One of my uncles made for us a four-wheeled wagon, the hub, spokes and axles being made out of California oak—such a wagon as you can buy in any store today, only a little larger. We made a kite of large dimensions, and covered the frame with cotton from a couple of flour sacks. At certain times of the year, the wind across the Marysville plains blew with great velocity. This kite, in a strong wind, had great pulling capacity. We would go out into the plain, put up the kite, and fasten the string to the tongue of the wagon, three or four of us pile on, and let her go. The speed that we would travel before the wind by this means was marvelous, but we tried the kite trick once too often. We got to going so fast we could not slow down nor successfully guide the wagon. It ran over an old stump, spilled us all out, and kite and wagon sailed away clear across Feather River into Sutter County and we never saw either of them again.
The boys of the present age have no such opportunities for out-of-door sports as we did in the olden days. Now it is baseball, automobile exhibitions and moving picture shows. Increased population, high-power guns, cultivation of the soil, the breaking up of large ranches into smaller holdings, have resulted in the disappearance of much of the game with which the land then abounded.

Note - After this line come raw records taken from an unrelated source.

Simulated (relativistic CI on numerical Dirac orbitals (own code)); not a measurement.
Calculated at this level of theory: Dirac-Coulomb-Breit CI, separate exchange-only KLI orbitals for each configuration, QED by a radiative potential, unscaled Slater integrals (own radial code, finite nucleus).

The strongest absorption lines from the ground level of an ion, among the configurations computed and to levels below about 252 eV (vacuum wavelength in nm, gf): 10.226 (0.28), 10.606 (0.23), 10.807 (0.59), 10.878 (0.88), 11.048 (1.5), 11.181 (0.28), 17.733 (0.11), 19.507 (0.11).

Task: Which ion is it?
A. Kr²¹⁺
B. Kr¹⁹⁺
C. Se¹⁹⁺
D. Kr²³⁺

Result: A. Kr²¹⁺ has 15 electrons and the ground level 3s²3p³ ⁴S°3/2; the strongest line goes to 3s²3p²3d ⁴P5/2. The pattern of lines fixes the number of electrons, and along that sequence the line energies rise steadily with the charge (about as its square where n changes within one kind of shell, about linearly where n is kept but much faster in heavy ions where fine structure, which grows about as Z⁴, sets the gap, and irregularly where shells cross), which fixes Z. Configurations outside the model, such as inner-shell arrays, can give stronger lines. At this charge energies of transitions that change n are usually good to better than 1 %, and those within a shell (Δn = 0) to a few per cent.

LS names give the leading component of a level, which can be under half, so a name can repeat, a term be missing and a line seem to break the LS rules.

Fifty years ago in California, conditions of rural life were necessarily hard. Our habitations were but little more than shelter from the elements. We had none of the conveniences of modern life. At our house we always made our own tallow candles. We hardened the candles by mixing beeswax with the tallow. We made the beeswax from comb of the honey taken from bee trees. We corned our own beef and made sauerkraut by the barrel for winter use. We canned our own fruit, made jelly and jam from wild berries and wild grapes. We selected perfect ears of corn, shelled it at home, ran it through a fanning machine, and then had the corn ground into meal for our own consumption. We raised our own poultry and made our own butter and cheese, with plenty to sell; put up our own lard, shoulders, ham and bacon and made our own hominy. The larder was always well filled. The mother of a family was its doctor. A huge dose of blue mass, followed by castor oil and quinine, was supposed to cure everything, and it generally did. In the cities luxuries were few. To own a piano was the privilege of the very wealthy.
Speaking of pianos, in the flood of 1863, before Marysville was protected by its levee, which is now twenty-five feet high, the family cow swam into the parlor of one of the best mansions of the town, through the window. When the flood waters had subsided, she was found drowned on top of the piano.
Life under the conditions here given was necessarily hard. Our amusements were few. We, who lived in the country, had plenty of good air and sound sleep-two things often denied the city resident. Our sports were few and simple, but of such a nature that they toughened the fiber and strengthened the muscles of our bodies, thus fitting us to withstand the heavy drafts on our vitality that the hurly-burly of modern life entails upon the race.